(4 days, 6 hours ago)
Lords ChamberI am obliged to noble Lords for their contributions to this debate. I make a number of observations. First, I sympathise with the observations made by the noble Baroness, Lady Kennedy, about the conduct of those she identifies as criminal landlords. But before someone should be stigmatised and identified as a criminal, they should be guilty of an offence that leads to them being stigmatised as a criminal. That should not be done on a balance of probabilities.
The relevant standard of proof in regard to criminality is “beyond reasonable doubt”. Indeed, where there is uncertainty about whether conduct is civil or criminal—a point brought up by the noble Lord, Lord Cromwell—it is important to ensure either that you can make that clear distinction, or that you understand that the relevant standard of proof must be that which is fair to both parties.
I have to disagree with the noble Baroness, Lady Thornhill, when she suggests that, where it is difficult to prove a case, you should reduce the burden of proof. The consequences of that, if developed, are very wide-ranging indeed. We know that there are many areas of criminal prosecution where it is extremely difficult to secure a conviction, but no one would suggest that it is appropriate in these circumstances simply to reduce the burden of proof.
Given that we are not talking about criminal offences—we are talking about civil offences—and given the power imbalance between a landlord and a tenant, will the noble and learned Lord at least accept that by lowering the burden of proof we would allow the tenant to feel that they might have a voice and could possibly bring something? Otherwise, his amendment is, in effect, saying, “Well, just don’t bother. The burden of proof is too high, so please carry on with your poor behaviour”. This is civil conduct and behaviour.
I do not accept the proposition advanced by the noble Baroness at all. In circumstances where you are going to stigmatise somebody’s conduct as criminal, as the noble Baroness, Lady Kennedy, pointed out, it is appropriate that there should be a relevant standard of proof. You are not taking away anyone’s voice in that context.

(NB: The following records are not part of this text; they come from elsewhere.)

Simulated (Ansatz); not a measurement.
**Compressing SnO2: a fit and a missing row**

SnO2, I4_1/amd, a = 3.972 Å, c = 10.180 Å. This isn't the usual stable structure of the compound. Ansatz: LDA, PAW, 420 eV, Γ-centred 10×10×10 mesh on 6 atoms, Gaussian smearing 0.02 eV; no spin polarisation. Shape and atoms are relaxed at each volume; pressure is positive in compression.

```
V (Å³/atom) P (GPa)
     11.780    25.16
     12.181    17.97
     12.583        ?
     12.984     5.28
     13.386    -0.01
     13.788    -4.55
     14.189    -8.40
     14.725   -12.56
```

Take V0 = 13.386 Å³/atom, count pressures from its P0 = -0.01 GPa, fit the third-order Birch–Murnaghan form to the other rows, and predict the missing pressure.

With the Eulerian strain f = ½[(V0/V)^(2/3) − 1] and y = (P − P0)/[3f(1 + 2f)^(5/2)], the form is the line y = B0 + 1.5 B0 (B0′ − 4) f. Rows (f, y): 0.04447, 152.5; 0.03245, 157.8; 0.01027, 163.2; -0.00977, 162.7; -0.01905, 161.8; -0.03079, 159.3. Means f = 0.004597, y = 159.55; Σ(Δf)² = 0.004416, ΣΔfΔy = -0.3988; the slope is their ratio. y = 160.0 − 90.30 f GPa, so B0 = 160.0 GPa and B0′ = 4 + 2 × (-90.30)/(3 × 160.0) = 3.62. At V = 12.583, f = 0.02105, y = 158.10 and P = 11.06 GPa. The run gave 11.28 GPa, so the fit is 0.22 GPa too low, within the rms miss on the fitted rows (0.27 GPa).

I come on briefly to deal with the helpful contributions from the Minister and in particular welcome her observation that inconsistency in legislation undermines a regime’s credibility. That is very much in point here, because I cannot accept as accurate her suggestion that you can distinguish the provisions in Clauses 41 and 58 from later provisions of the Bill on the basis that the latter lead to greater jeopardy and, as she put it, could result in a criminal offence. I merely remind noble Lords of what Clauses 67 and 92 actually say. Clause 67 says:
“A local housing authority may impose a financial penalty on a person if satisfied beyond reasonable doubt that the person has … breached regulations under section 65(1)”—
that is not a criminal offence; it is a breach of civil regulations. Clause 92 says:
“A local housing authority may impose a financial penalty on a person if satisfied beyond reasonable doubt that the person has … breached a requirement imposed by section 83(1), (2) or (3)”.
That is not a criminal offence. Again, what is being underlined here is the very point that the Minister wanted to avoid: the inconsistency in the legislation which is liable to undermine the regime’s credibility. It appears to me that there is a need, if nothing else, for consistency with regard to the obligations imposed by this series of provisions and regulations. I would therefore move to test the opinion of the House on Amendment 87.